Despite years of successful farming of apples, plums, and other fruit species regularly found in Washington, the Great Depression brought a challenge and then an innovative solution to Orcas Island.
The twenties and thirties on Orcas Island brought declining agriculture and the island soon began feeling the effects of the struggling economy. The local farms and waters kept most families in the community fed but money soon became tight. In an attempt to alleviate these financial struggles, several local farmers brought the Marshall strawberry to the island. This species of strawberry is renowned for its taste and firmness and was successfully cultivated in Olga, a place where strawberries had not currently been present. There were only three certified growers of Marshall strawberries in both Oregon and Washington when Gle Rodenberger (1888-1973) brought the new fruit to Orcas Island. After beginning his strawberry cultivation with one acre of plants in 1934, Rodenburger grew his farm to 27 acres of plants by 1940.

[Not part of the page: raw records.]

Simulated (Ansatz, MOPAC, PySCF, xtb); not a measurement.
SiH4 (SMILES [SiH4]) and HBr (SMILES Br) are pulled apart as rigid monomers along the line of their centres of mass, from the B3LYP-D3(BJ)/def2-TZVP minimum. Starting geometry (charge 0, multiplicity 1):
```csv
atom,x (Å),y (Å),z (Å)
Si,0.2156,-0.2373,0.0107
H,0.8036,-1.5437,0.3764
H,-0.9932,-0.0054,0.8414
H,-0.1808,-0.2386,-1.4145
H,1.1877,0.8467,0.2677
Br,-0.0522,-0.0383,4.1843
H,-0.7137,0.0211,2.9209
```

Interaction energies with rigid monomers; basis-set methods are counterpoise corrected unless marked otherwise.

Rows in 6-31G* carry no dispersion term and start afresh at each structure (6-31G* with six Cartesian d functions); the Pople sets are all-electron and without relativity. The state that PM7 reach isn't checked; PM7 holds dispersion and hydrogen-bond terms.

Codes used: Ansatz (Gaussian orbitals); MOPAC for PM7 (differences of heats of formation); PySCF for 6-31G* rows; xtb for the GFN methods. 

After several years of successful strawberry cultivation, the community began to rely on strawberry operations for employment and for many, their only source of income during the Great Depression. Because business was booming, the Olga Strawberry Barreling Plant was constructed to help support the packaging and shipping of strawberries. The plant workers harvested, hulled, and either barreled or canned to then be shipped off island and across the Pacific Northwest.
Today, the building once known as the Olga Strawberry Barreling Plant is now an art gallery and cafe. Visitors to the gallery can see some of the barreling equipment used in the past.